The reasons need to be sufficient so that each party knows why their case has won or lost on significant points: see e.g. JJ & EE v Buckinghamshire Council [2022] UKUT 345 (AAC) para 33.
In H v East Sussex CC [2009] EWCA Civ 249 para 16-17, the Court of Appeal explained that the FTT “is not required to be an elaborate formalistic product of refined legal draftsmanship [sic], but it must contain an outline of the story which has given rise to the complaint and a summary of the Tribunal's basic factual conclusions and a statement of the reasons which have led them to reach the conclusion which they do on those basic facts.” That approach is likely to apply to the ETW, because the EdTW Regs 2021 refer to the statement of reasons being “in summary form”.

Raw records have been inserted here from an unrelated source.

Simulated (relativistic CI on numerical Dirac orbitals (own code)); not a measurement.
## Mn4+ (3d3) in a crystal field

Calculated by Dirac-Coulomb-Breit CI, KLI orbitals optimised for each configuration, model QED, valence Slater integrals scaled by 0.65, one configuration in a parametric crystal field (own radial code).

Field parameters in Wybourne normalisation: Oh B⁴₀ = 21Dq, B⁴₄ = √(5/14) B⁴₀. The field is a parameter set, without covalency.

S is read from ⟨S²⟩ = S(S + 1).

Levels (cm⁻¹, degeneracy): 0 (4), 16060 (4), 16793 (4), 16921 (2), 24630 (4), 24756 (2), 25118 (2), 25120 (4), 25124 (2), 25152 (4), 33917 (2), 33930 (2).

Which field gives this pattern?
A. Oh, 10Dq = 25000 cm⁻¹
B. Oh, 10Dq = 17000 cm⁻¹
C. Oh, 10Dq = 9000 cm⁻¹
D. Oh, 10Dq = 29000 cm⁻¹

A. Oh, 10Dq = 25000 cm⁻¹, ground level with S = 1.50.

It would appear as if the obligation on the ETW to give reasons is not distinct from that of a court, as any rate where there is a duty to address expert evidence: “Where there is a straightforward factual dispute whose resolution depends simply on which witness is telling the truth about events which he claims to recall, it is likely to be enough for the [FTT] (having no doubt summarised the evidence) to indicate simply that [it] believes X rather than Y; indeed there may be nothing else to say. But where the dispute involves something in the nature of an intellectual exchange, with reasons and analysis advanced on either side, the [FTT] must enter into the issues canvassed before [it] and explain why [it] prefers one case over another. That is likely to apply particularly in [appeals] where, as here, there is disputed expert evidence; but it is not necessarily limited to such cases”:Flannery v Halifax Estate Agencies Ltd [2000] 1 WLR 377, applied in Hampshire CC v JP [2009] UKUT 239 (AAC) para 39.
It is likely that the limitations which the UT has identified in respect of the FTT will apply similarly to the ETW, for example: The FTT is “entitled to limit its consideration to the matters identified in the working document”: DL v LB Redbridge [2010] UKUT 293 (AAC) para 13.
In A J v. LB of Croydon [2020] UKUT 246 (AAC) para 93 the UT considered: “If parents say that a move to another school would be devastating for their child, the FTT is not bound to accept that assertion, but it must explain why it does not agree with it and the basis on which it disagrees with those assertions.It is not sufficient merely to say baldly and without supporting reasons that it was satisfied that (a) both in terms of its overall experience in supporting young people with ASD and consideration of [G’s] specific learning difficulties the proposed school was capable of meeting his needs and that (b) it further determined that the proposed placement was able to meet his needs.”